By Bill Sheets Herald Writer
MUKILTEO — City officials are divided over the hiring of a new department head who was the subject of a sexual discrimination suit in a previous job.
Several accusations were directed at Robert McGaughey, 50, in a lawsuit filed by former employees when he was public works director and chief engineer at Okanogan County.
He was accused of using a bullwhip to intimidate women employees; firing a woman after she stopped a project for safety reasons; and knowingly allowing a female worker to drink coffee from a cup into which another man had urinated.
“All those allegations are totally untrue,” McGaughey said Monday.
Based on legal advice, Okanogan County agreed to settle out of court, McGaughey said. The county had originally planned to fight the suit, he said. He was hired in 2002 and left Okanogan County in 2006 when his contract was not renewed, he said.
McGaughey was confirmed in a 5-2 vote by the Mukilteo City Council on June 3 as the city’s new public works director.
Terry Preshaw, an attorney who is running for an open City Council seat against Ted Wheeler, criticized the administration and the council for the choice.

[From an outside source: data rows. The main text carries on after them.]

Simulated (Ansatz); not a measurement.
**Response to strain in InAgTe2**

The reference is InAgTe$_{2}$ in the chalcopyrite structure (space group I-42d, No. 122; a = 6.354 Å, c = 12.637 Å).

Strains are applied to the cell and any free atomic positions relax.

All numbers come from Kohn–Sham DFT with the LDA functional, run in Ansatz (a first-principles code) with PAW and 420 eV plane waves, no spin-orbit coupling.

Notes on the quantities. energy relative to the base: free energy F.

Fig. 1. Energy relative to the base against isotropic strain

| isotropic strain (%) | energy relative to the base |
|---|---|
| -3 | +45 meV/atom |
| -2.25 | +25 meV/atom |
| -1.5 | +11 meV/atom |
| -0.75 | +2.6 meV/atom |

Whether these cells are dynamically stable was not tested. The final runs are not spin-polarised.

“The mayor was clearly relying on his city administrator to perform due diligence. Most of the council apparently did as well,” she said.
Mukilteo city officials, after interviewing co-workers of McGaughey’s at Okanogan County and other previous jobs, were satisfied that the allegations were false. Others were named in the lawsuit in addition to McGaughey, according to Mukilteo city administrator Joe Hannan.
After McGaughey’s hiring in Mukilteo, city officials later discovered that their new employee had not included on his resume a two-month stint at Skagit County in 2010 from which he had been fired.
Mayor Joe Marine said that while he wishes McGaughey had been forthright about his time as an engineer at Skagit County, it’s not a dealbreaker.
“I’m sticking with Rob,” Marine said. “We’ve had nothing but good responses from his previous employers.”
McGaughey also has worked as a public works supervisor for the Air National Guard, including a stint in Afghanistan. Most recentl he was a quality assurance officer for Systems Consulting, a national firm with an office in Seattle, Hannan said.
McGaughey said he didn’t mention the Skagit County job because it was so short in duration.
“The county administrator had a different style of management than what I was implementing,” he said, declining to go into specifics. “After a probationary period they decided to let me go. Why bring that up?”
Hannan said he spoke recently with Skagit County’s human resources department, which corroborated McGaughey’s account. “They gave no indication of anything related to people” regarding McGaughey’s termination, he said.
McGaughey was vetted by two panels in Mukilteo, Hannan said. One was made up of department heads and the public works superintendent. The other included Hannan and public works directors from Snohomish County and Lynnwood.
They gave their recommendations to Marine, who interviewed two of the finalists, including McGaughey.
The mayor’s recommendation was taken to the council in May.
Councilwoman Jennifer Gregerson said council members were unaware of the Okanogan lawsuit before a scheduled May 20 vote. She came across an old news story about the suit and asked for a closed-door meeting that night, she said.
There, council members asked for more information, Gregerson said.
“I was worried for the women who work in the city,” she said. Afterward, the city interviewed women managers who had worked with McGaughey, she said.
“I felt like that additional research happened because we asked for that delay and that extra time,” Gregerson said.
She ultimately voted to confirm McGaughey.
“I felt like the city satisfied my concerns,” she said.
Councilmen Steve Schmalz and Kevin Stoltz voted “no.”
“I just felt uncomfortable with the choice,” Schmalz said. “I wasn’t satisfied with his explanation at all.”
Schmalz and Gregerson are both running for mayor this year against Marine.
McGaughey said he left Systems Consulting, where he worked on an intermittent basis on specific projects, for more steady work. McGaughey said he was working overseas for the Air National Guard when the urination incident at Okanogan County occurred. When he returned he started disciplinary action against the man and fired him as a result, he said.
“Why would anybody tolerate that?” he said.
McGaughey said he’s been married for 21 years and has five children.
“I’m a family man, I certainly wouldn’t tolerate the behavior in the allegations made against me, and I wouldn’t expect anybody to.”
McGaughey will make about $106,000 in his new job. He replaces previous public works director Larry Waters, who retired and moved to Bend, Ore.
“Mukilteo’s going to be a great place to work. I look forward to working with the public works crew and the mayor.
“I want to add value to the public works department and the city, and I think I can. Serving the public, that’s what it’s about.”